The best thing about making theater in New York is meeting people who make theater in New York. In the few short years I’ve been making work here, I’ve been privileged enough to collaborate with dozens of incredibly talented individuals, not a dud among them!
This one is no exception.
Anne danced her way into my life at an audition for my theater company’s show Readymade Cabaret (no, literally, she danced… we made them DANCE at auditions even though it was a theater performance. To this day I assume she’s a professional dancer – right, Anne?) and I have been desperate to keep her here (in my life) ever since! Not only is she a wickedly talented actress, she’s also become a dear friend, and I count myself very, very lucky to know her.

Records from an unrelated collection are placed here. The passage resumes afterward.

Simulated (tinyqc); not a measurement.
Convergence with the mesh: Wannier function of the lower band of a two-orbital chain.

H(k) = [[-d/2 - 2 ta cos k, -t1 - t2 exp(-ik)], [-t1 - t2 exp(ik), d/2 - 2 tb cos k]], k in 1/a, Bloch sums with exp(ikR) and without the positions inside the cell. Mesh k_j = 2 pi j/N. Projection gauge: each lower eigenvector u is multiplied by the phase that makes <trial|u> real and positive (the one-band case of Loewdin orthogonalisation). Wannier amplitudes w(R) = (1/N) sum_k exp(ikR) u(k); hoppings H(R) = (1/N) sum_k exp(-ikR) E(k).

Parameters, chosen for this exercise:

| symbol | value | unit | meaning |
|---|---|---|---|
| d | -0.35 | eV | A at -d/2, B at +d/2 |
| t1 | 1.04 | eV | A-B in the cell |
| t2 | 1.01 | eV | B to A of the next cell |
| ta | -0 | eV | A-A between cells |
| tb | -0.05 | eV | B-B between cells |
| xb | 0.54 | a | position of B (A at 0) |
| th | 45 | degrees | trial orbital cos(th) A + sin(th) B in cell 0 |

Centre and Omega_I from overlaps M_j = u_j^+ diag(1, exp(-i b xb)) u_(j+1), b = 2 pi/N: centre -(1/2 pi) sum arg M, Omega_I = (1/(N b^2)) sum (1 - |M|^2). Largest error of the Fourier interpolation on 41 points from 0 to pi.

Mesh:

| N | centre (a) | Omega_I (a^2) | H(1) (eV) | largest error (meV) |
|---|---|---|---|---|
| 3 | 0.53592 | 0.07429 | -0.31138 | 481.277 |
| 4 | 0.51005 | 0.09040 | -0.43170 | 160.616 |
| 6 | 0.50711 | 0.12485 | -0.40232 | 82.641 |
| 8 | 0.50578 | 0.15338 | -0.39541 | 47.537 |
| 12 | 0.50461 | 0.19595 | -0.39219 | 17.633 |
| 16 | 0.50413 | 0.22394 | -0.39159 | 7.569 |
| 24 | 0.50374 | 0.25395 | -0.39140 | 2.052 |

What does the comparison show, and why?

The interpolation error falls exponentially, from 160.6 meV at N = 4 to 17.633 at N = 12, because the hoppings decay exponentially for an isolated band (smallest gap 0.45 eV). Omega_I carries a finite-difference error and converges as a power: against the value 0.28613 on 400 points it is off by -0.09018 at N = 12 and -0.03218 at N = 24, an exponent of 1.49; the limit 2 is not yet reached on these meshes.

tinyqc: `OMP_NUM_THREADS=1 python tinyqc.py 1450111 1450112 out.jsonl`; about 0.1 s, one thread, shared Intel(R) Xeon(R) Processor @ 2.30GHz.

I easily could have made Type What Now a solo show, and forced you all to stare at my face for 90 minutes, but to be honest, that was never really on the table. From the moment I visualized the play, I knew I wanted someone else for you guys to look at. And let’s face it, she’s pretty easy on the eyes 😉
OK, I promise I’m done being a mega objectifying creep. To be honest, what I love most about Anne is how versatile and game for anything she is. We really put her through the ringer in Readymade Cabaret (see above photos!!) — she played a rat, Oedipus, and about a million other characters, and when she wasn’t doing that, we had her standing on a chair, leaning awkwardly against a column. And dang, did she make it look effortless.
I haven’t made it any easier on her for Type What Now — I was working on the program this afternoon and spent a good deal of time wondering how to bill her — right now, her “character” is listed as “Everyone Else”. That’s right – I play myself, and Anne plays LITERALLY EVERYONE ELSE. I haven’t counted all of her roles, but she’s got a lot, and she’ll be acting her tail off in order to populate my story.
Behold one of the ridiculous texts I send to Anne at a frequency that is embarrassing to admit:
Who else could you send that to, and have them answer you “No problem!” (which she did, by the way).
This play is not easy for me. I haven’t acted in…oh, years (with one exception made for someone I love very dearly), and this material literally could not be more painful to present. Quite frankly, I don’t know if I could make it alone onstage, doing this thing by myself. As I’ve woken up in cold sweats about this project over the last few weeks (no joke), one of the few moments of relief I have is remembering that, when it comes to standing on that stage, I WONT be alone: I’ve got someone I love and trust very much backing me up. Hey, if worst comes to worst and I pee myself and run offstage in shame/horror, Anne can just explain that diabetes does that to actors (no, really… err…I promise…) and then smile at you all until you forgive me.